Shazia Kirmani, who gave Nirali a solid introduction to interior design in “Decorating 101,” made her Bravo debut last night in “Top Design’s” second season. The TV series, hosted last time by Todd Oldham who transitions to a mentor role this season, follows 13 interior designers through various challenges as they compete to win $100,000 and a four-page showcase in Elle Decor magazine. (One member of the judge’s panel, Margaret Russell, serves as editor-in-chief of Elle Decor.)

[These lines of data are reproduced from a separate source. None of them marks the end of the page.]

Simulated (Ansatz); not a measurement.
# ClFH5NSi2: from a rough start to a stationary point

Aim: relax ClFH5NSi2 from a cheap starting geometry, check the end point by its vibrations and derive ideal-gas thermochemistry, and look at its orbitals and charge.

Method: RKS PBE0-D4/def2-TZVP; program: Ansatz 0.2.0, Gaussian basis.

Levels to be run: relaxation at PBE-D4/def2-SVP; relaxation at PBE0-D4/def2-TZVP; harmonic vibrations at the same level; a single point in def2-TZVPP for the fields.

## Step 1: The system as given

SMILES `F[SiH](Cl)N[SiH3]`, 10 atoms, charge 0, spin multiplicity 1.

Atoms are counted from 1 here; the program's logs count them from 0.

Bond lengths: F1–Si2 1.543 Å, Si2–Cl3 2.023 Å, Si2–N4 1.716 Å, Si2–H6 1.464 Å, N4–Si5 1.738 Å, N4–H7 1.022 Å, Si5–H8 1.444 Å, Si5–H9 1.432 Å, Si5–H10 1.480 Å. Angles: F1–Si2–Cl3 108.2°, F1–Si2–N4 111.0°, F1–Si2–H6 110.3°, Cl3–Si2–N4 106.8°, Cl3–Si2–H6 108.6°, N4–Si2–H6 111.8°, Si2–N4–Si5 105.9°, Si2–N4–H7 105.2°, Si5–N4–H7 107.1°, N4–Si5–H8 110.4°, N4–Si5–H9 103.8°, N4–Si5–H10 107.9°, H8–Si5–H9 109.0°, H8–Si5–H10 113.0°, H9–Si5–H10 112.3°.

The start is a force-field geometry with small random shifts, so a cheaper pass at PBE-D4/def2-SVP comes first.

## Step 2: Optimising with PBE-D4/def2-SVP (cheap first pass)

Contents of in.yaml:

Kirmani and the 12 other designers featured on the show have diverse backgrounds. The group includes a trained countertenor, an artist, a Yale-trained architect, a real-estate developer, a set decorator for film and TV, a former fashion designer, a magazine style editor, and several decorators who already run their own firms. Kirmani falls in the latter group. After graduating from the Art Institute of Dallas, she and her roommate designer Jesse Neargarder had their East Dallas apartment featured in D Home. Today she helms her own design firm, EgoSpace Interiors.
In her 60 Second Life Story video, Kirmani says that she was born in Pine Bluff, Arkansas, to Pakistani parents, and that she has lived most of her life in Texas. According to her show bio, after her first semester at University of Texas at Austin studying biochemistry, she realized she was “more passionate about redesigning her bedroom than anything that was going on in the classroom.” In a Star-Telegram.com interview, the designer shares details from behind the scenes at “Top Design.”
Did you get to sleep?
I realized that the human body can function on four hours of sleep. The energy level was so intense that you just keep going and going and going. It was very intense.
Americans think TV is glamorous. Was it for you?
Parts of it were glamorous, parts of it not so much. I remember on the first episode I wore shoes that I probably shouldn’t have because I wanted to look good, and I probably should have worn tennis shoes. It’s a show where you work with your hands and you get sweaty.
Was the interaction between the contestants closer to camaraderie or cut-throat competition?
It was pretty much like high school, actually. Certain people did not get the memo. I certainly didn’t get the memo. I’m not cold and callous. I guess because I’m an outsider, I’ve been an outsider my whole life growing up Pakistani in small towns like Huntsville. That kind of thing just doesn’t bother me.
You’re featured a lot in the first episode. Were you comfortable being on camera, or were you scared?
I was terrified of being on camera. After a while you forget the cameras are there.